CSI: CSI - Law of Gravity (review)
Review by Lizzie Guilfoyle
INDIELONDON singles out notable episodes from our favourite television series for stand-alone reviews. On this occasion we take a look at the fifteenth episode of CSI: Crime Scene Investigation in season seven, one entitled Law of Gravity.
What’s the story? As Grissom returned from his sabbatical, Keppler’s past came back to haunt him in the worst possible way.
Why so good? It’s rare for a newly introduced character to make such an impact on an already established show in so short a time – just four weeks.
Digging a little deeper: Keppler (Liev Schreiber), who first appeared as Grissom’s replacement in Episode 12, Sweet Jane, wasn’t at all what I’d expected. For a start, he was much younger and his methods, while not exactly unorthodox, were certainly different. And it was immediately obvious that we were looking at a man with a past.
In Law of Gravity all was revealed – not in a single swoop, of course, that wouldn’t be CSI’s style but piece by piece in a series of flashbacks. Usually a means of recreating crime scenarios, here they went a step further, exposing the tortured soul of a man who had brutally killed what turned out to be an innocent fellow being. And that man was indeed Keppler.

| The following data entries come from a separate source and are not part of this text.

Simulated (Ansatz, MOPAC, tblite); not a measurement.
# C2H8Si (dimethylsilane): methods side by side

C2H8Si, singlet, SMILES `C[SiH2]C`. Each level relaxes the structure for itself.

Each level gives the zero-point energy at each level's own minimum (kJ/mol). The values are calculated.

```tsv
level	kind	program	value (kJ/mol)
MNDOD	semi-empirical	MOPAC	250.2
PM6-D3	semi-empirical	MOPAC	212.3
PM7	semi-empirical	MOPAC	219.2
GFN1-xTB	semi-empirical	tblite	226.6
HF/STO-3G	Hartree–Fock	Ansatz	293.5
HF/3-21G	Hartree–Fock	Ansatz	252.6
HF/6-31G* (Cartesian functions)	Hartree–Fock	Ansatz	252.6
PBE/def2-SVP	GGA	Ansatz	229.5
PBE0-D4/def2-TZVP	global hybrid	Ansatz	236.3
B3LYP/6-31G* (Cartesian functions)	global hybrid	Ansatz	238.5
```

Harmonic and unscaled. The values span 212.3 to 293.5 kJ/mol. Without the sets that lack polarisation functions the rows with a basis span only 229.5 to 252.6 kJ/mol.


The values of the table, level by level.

Some fine acting from Schreiber made it easy to empathise with Keppler’s predicament when blackmailed into silence by a supposed friend and former colleague, retired New Jersey cop Frank McCarty (Len Cariou). A thoroughly nasty character (though didn’t he look just a little bit like Nicholas Lyndhurst grown suddenly old!) whose presence at a crime scene involving a murdered police officer and prostitute was more than just coincidence.
While his betrayal of both Keppler and his own daughter, whose death it was Keppler avenged, was nothing short of heinous, particularly in the light of what ultimately transpired. And I’m deliberately not elaborating further so as not to spoil the plot completely for those of you yet to see the episode.
In the circumstances, the ending was inevitable (but again I’ll say no more). Even so, it left me feeling strangely bereft. All I can say, is thank goodness for Grissom who, with or without beard, it was good to see back. As for the rest of the team, they did what they always do – followed the evidence, although it has to be said, in this instance somewhat reluctantly.
In an episode that belonged to Keppler, this was CSI: Crime Scene Investigation at its very best.